Module 6: Tax Consequences of Property Transactions Flashcards
Two categories of property that financial planners should identity when analyzing that property
- Characteristics or attributes of the property itself
2. The activity in which the property is used, or the purpose for which it is held by the taxpayer
Capital Assets
Personal use assets and most investment assets.
What type of Capital Assets are deductible
generally personal use asset losses are not deductible but investment assets losses are.
Capital Assets are defined by exclusion, so what is considered a Noncapital asset/ordinary income asset?
- Accounts receivable or notes receivable of a trade or a business
- Copyrights and creative works held by the creator
- Inventory or property held for sale to customers in a taxpayer’s trade or business
- Depreciable personal and real property used by a business (section 1231 property)

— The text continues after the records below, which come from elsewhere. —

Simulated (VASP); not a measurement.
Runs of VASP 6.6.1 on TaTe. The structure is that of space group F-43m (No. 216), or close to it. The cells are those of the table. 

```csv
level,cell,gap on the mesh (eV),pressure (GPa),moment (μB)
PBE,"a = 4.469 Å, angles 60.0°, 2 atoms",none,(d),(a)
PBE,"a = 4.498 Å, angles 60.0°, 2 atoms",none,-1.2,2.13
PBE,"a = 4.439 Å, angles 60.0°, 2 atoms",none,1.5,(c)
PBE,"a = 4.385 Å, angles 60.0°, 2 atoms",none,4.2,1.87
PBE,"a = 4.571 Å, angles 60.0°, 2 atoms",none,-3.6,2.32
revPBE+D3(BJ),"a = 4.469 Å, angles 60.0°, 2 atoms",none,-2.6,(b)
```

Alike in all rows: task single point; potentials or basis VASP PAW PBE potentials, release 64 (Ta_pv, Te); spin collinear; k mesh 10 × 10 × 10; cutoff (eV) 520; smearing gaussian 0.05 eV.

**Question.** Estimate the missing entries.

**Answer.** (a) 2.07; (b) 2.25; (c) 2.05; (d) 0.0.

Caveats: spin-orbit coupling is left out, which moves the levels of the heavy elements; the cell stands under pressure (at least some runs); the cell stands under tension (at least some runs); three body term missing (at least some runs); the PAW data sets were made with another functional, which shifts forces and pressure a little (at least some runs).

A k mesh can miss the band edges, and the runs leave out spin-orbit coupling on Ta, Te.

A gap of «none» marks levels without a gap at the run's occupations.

Other “Section 1231” property
timber, coal, and iron ore, livestock, unharvested crops and goodwill and intangibles
Holding Period
the length of time that a taxpayer has owned an asset of any type
What days are counted and not counted in the holding period?
- Day of disposition is counted, day of acquisition is not
Recovery of Capital Doctorine
allows taxpayers to recover the cost or other original basis of property tax free.
Gift Property Holding Period Issues
- if the donor’s basis carries over to the donee, the donor’s holding period is added to the donee’s holding period.
Inherited Property Holding Period Issues
Treated as LT regardless of the actual original holding period
Section 1031 Nontaxable Exchange holding period issues
The holding period of the property surrendered int he exchange carries over to the holding period of the like-kind property received
Mark-to-market rules Holding Period Issues
- regulated futures contracts and certain other contracts are treated as though they were sold on the last day of the taxable year; capital gains or losses are treated as 40% ST and 60% LT
Worthless Securities Holding Period Issues
If securities that are capital assets become worthless, they are treated as though they were sold or disposed of on the last day of the tax year.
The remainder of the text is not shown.